Boris’s “Pink,” high school, and my relationship with heavy metal

I was about 13 or 14 when I discovered the great Japanese band Boris. I found them through their primary influence the Melvins, whom I discovered through Daniel Bukszpan’s Encyclopedia of Heavy Metal – a funny and well-written book I bought more for the pictures and design than the actual music. Yes, I previewed many of the bands Bukszpan championed on iTunes and even bought a track or two from the ones I liked (my limited budget of five bucks per week for downloads prevented me from ever buying full albums, and I was hip on neither Torrent nor streaming). But I was never a metalhead, and the metal albums that stuck with me generally erred on the side of “avant-garde metal” – the post-everything, genre-jamming style that seems to orbit around the Melvins and their label boss Mike Patton.

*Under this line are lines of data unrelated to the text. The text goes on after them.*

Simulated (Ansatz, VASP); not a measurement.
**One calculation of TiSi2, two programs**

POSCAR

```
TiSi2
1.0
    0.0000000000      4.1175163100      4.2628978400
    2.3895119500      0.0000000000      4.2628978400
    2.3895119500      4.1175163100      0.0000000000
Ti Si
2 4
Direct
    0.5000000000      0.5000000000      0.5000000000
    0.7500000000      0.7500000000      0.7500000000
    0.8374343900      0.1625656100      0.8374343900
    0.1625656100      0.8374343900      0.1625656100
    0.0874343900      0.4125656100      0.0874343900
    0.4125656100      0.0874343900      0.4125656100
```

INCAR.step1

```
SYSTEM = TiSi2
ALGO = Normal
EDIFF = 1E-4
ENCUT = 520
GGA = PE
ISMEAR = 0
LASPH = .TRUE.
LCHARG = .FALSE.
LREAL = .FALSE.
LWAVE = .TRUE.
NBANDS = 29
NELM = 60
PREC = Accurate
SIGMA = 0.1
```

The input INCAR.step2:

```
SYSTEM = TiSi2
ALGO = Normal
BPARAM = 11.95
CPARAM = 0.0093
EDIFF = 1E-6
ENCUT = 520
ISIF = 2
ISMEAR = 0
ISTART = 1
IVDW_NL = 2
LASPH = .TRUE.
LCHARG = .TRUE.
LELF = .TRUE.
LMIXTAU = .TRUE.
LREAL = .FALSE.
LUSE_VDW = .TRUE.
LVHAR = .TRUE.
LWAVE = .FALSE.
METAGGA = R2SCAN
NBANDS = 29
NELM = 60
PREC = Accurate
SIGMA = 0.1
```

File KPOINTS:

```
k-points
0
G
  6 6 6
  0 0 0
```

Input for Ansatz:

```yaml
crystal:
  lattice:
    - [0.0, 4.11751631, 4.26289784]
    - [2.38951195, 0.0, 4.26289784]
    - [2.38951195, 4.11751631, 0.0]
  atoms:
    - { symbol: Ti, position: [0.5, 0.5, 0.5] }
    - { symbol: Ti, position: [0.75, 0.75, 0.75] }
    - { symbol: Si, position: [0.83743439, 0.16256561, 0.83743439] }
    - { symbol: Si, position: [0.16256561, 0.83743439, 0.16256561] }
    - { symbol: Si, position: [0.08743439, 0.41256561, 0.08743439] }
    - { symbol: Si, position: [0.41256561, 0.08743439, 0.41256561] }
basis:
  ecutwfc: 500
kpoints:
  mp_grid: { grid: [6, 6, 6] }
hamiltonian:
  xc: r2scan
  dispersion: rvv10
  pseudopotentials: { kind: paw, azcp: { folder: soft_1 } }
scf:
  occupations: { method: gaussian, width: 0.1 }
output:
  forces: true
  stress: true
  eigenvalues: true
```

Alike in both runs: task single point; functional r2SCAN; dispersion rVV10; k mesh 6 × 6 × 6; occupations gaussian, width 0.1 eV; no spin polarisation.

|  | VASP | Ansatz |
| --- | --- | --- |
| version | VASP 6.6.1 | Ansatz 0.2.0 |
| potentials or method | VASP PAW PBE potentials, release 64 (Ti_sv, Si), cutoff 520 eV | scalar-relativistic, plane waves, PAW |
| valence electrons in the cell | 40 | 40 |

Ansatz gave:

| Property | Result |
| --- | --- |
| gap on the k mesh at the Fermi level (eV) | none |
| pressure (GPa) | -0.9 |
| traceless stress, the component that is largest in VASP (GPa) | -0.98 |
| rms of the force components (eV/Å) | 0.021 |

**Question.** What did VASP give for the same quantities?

Boris has enjoyed remarkable crossover appeal into indie circles. I suspect that even if I’d never heard of the Melvins, I might have found them through the 8.7 Best New Music their 2006 magnum opus Pink received from Pitchfork. As anyone who reads Pitchfork knows, Best New Music is not necessarily a designation for what the site actually thinks is the best new music. It’s a label reserved for bands with crossover appeal, usually to the Brian Wilson-weaned indie rock crowd Pitchfork courts. A dyed-in-the-wool doom metal band might get 8.4 with no best new music, while a doom metal band with poppy hooks or some indie rock or shoegaze influence might get the same rating with the coveted tag. Simply put, metal bands that non-metal fans might like are wont to merit the tag and, thus, enjoy the crossover success that almost invariably comes with it.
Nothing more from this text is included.